Implementation:LaurentMazare Tch rs Translation Lang
| Knowledge Sources | |
|---|---|
| Domains | Natural Language Processing, Vocabulary Management, Tokenization |
| Last Updated | 2026-02-08 00:00 GMT |
Overview
Manages word-level vocabulary for natural language processing, providing bidirectional word-to-index mapping with special SOS and EOS tokens.
Description
The Lang struct maintains a vocabulary for a single language, mapping between words and integer indices. It uses two hash maps: word_to_index_and_count stores each word's assigned index and its occurrence count, while index_to_word provides reverse lookup from index to word string.
Upon construction via new, the vocabulary is initialized with two special tokens: SOS (Start of Sentence, index 0) and EOS (End of Sentence, index 1). New words are added via add_word, which assigns the next sequential index to unseen words or increments the count for known words. The add_sentence method splits a string on whitespace and adds each word individually.
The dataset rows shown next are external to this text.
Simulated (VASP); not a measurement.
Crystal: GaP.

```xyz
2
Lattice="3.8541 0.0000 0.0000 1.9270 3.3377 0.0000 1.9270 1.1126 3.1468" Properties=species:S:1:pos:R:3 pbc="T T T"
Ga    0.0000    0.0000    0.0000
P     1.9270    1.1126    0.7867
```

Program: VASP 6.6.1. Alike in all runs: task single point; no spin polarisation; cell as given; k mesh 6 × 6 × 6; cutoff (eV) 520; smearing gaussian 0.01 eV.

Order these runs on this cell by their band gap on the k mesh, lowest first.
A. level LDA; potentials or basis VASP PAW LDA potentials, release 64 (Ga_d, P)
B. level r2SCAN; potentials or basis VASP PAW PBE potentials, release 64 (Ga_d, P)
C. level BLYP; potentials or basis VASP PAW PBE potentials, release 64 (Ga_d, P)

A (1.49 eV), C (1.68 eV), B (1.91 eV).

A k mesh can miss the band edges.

The struct provides accessors for vocabulary size (len), special token indices (sos_token, eos_token), and word lookup (get_index). The seq_to_string method converts a sequence of indices back to a human-readable space-separated string, which is useful for displaying translation outputs.
Usage
Use this vocabulary manager when building tokenizers for seq2seq models. It is designed to be populated during dataset loading and then used for encoding input sentences to index sequences and decoding model outputs back to text.
Code Reference
Source Location
- Repository: LaurentMazare_Tch_rs
- File: examples/translation/lang.rs
- Lines: 1-73
Signature
#[derive(Debug)]
pub struct Lang {
name: String,
word_to_index_and_count: HashMap<String, (usize, usize)>,
index_to_word: HashMap<usize, String>,
}
impl Lang {
pub fn new(name: &str) -> Lang
pub fn add_sentence(&mut self, sentence: &str)
pub fn len(&self) -> usize
pub fn sos_token(&self) -> usize
pub fn eos_token(&self) -> usize
pub fn name(&self) -> &str
pub fn get_index(&self, word: &str) -> Option<usize>
pub fn seq_to_string(&self, seq: &[usize]) -> String
}
Import
use std::collections::HashMap;
I/O Contract
| Input | Type | Description |
|---|---|---|
| name | &str | Language identifier (e.g., "eng", "fra") |
| sentence | &str | Whitespace-separated sentence to add to vocabulary |
| word | &str | Individual word to look up |
| seq | &[usize] | Sequence of word indices to decode |
| Output | Type | Description |
|---|---|---|
| len() | usize | Total vocabulary size (including SOS and EOS) |
| sos_token() | usize | Index of the Start-of-Sentence token (typically 0) |
| eos_token() | usize | Index of the End-of-Sentence token (typically 1) |
| get_index(word) | Option<usize> | Index of the word, or None if not in vocabulary |
| seq_to_string(seq) | String | Space-separated words decoded from index sequence |
Usage Examples
use lang::Lang;
// Create a new vocabulary for English
let mut lang = Lang::new("eng");
// Add sentences to build the vocabulary
lang.add_sentence("i am happy");
lang.add_sentence("you are happy");
// Vocabulary includes SOS, EOS, plus all unique words
println!("Vocab size: {}", lang.len()); // 6: SOS, EOS, i, am, happy, you, are
// Look up word indices
let idx = lang.get_index("happy"); // Some(4)
// Get special token indices
let sos = lang.sos_token(); // 0
let eos = lang.eos_token(); // 1
// Decode index sequence back to text
let text = lang.seq_to_string(&[2, 3, 4, 1]);
// "i am happy EOS"